Boys and Girls High School is one of 24 schools that now face closure.

Boys and Girls High School’s latest progress report grade — an F, its second in a row — came as no surprise to its principal, Bernard Gassaway.

“We definitely fell short,” Gassaway said in a phone interview today. “When you get the progress report and you are surprised by it, that means you haven’t been looking at the numbers all along.”

But even though it is one of just four schools to score a second straight failing grade, Gassaway said he is not concerned about the future of the school, a Bedford-Stuyvesant institution revered by some neighborhood leaders despite posting graduation rates well below the city average in recent years.

“Closure is not an option,” he said. “I don’t think that’s an option that’s on the table. … I’m not entertaining any conversations about closure.”

Department of Education officials said they remain confident in Gassaway’s leadership. But at the same time, they are making Boys and Girls the subject of a formal conversation about closure for the first time.

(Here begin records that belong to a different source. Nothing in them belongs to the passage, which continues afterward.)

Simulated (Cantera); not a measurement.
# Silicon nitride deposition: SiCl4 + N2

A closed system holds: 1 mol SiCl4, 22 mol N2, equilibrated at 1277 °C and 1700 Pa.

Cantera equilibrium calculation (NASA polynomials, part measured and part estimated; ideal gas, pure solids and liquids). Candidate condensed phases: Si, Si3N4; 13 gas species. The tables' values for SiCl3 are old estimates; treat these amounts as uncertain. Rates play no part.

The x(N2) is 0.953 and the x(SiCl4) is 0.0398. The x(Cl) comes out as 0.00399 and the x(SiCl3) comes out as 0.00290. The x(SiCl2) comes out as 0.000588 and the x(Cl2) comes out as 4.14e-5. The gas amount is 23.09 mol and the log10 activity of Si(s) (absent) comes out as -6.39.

The department has informed Gassaway that the high school is among 24 that will undergo “early engagement,” a process through which officials meet with community members to assess whether struggling schools are likely to improve or should be closed.

Last year, Boys and Girls was one of just three F-rated schools that did not undergo the early engagement process, even though its performance on some measures ranked near the lowest citywide. Department officials also considered closing the school through an atypical federal reform process called turnaround earlier this year, but quickly abandoned the plan.

Gassaway said he has already prepared his strategy to defend the school. He will argue that the city and union have not worked together to give him enough authority over his staff, and that new programs to help the school’s many high-need students cannot be expected to pay off right away.

“[The] case that I made last year is the same case I’ll make this year,” he said. “If you ask yourself honestly, what has changed as it relates to, let’s say, the makeup of the staff from last year to this year, the plan that everyone agrees is a good idea has not been implemented.”

Since Gassaway came on as principal in 2009, he has pressed department and union officials for the power to overhaul his staff, charging that as many as half the teachers aren’t equipped to address the school’s many challenges. The city’s contract with the teachers union precludes principals from sending teachers away in most cases.

He has also maintained that the school needs new services to address students’ health and emotional needs, and special programs for the many under-credited and overage students who make their way to Boys and Girls after spending parts of high school outside the city or in jail. With new programs only starting to get underway, Gassaway said today, it will be years before the school begins to reap their benefits on paper.

Gassaway said he asked teachers, administrators, and support staff to take a hard look at the school’s performance data last week when he shared the preliminary progress report data.

“We basically looked at the different data sets: credit accumulation, Regents pass rates, the graduation rate, [students in] the bottom third,” he said. He added, “The primary focus is on instruction. There’s no magic bullet other than hard work.”

Despite concerns over the numbers, Gassaway may continue to find the support from top department officials he needs to keep the school afloat.

“We have a very high opinion of Bernard Gassaway,” Deputy Chancellor Marc Sternberg told reporters earlier today. “We’re going to take the time to go out to the school and talk with Bernard, talk with parents and students and teachers, and a group of community organizations that have deep roots in support that school, and ask that same question about Boys and Girls as we will about the others: Is there a capacity to improve?”

Sternberg said it is possible the early engagement team will find that the school has its best chance of succeeding if it has more time to see Gassaway’s vision through.

“If a principal is saying they want more flexibility to get the right adults in a building so they can improve their capacity to execute on a good plan, I would, as a former principal, I would say I agree with that,” Sternberg said. “The question is whether there is the right plan…and that’s what we’ll explore.”